THE way the council monitors the cost of children in care has come in for criticism from auditors.
They have discovered that most payments for those housed outside Calderdale “cannot be verified” due to a lack of formal agreements.
And the problem has been going on for years.
In response, the children’s social care spokeswoman Megan Swift, said: “Some progress has been made but I am disappointed that it has not been completed sooner.”
An Ofsted inspection in 2009 and a report by Price Waterhouse Cooper, commissioned by Calderdale Council, identified serious and long-standing problems with children’s social care services.
“The priority since then has been to act decisively to ensure that every child identified as being at risk is assessed accurately and quickly, allocated a social worker, and receives the care and support required. This is the most important area of work,” said Coun Swift (Lab, Town).
Auditors warned in June that systems were “weak” and that previous recommendations had not been followed-up.
Councillor Swift said that as soon as she became aware she asked officers to make sure that all the recommendations were acted upon.

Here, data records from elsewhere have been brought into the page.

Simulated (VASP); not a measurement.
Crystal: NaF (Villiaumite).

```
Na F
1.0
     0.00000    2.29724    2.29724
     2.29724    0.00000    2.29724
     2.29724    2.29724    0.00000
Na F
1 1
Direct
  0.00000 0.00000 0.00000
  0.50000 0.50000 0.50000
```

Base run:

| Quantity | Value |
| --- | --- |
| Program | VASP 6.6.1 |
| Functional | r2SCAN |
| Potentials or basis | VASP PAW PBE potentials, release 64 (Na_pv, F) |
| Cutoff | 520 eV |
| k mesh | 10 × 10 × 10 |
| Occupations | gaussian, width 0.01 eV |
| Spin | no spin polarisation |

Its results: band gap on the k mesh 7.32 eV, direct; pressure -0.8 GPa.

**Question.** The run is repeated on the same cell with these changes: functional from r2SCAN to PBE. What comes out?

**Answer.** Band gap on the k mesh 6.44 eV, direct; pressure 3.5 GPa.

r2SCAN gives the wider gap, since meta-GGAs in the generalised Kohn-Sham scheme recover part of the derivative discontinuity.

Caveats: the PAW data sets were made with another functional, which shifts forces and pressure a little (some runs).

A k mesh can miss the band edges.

Calderdale Council Audit Committee will get an update next month.
The council currently pays for 36 young people to be looked after in specialist residential or educational centres outside Calderdale - it has no control over the numbers but picks up the bill which runs into hundreds of thousands of pounds.
According to the auditors, monitoring is weak “primarily due to the lack of robust information provided by social workers in order for contracts to be formulated.”
Conservative group leader Stephen Baines (Northowram and Shelf) said: “My fear is that we are not looking properly after taxpayers’ money - I am worried about the lack of financial control that seems to be in place.”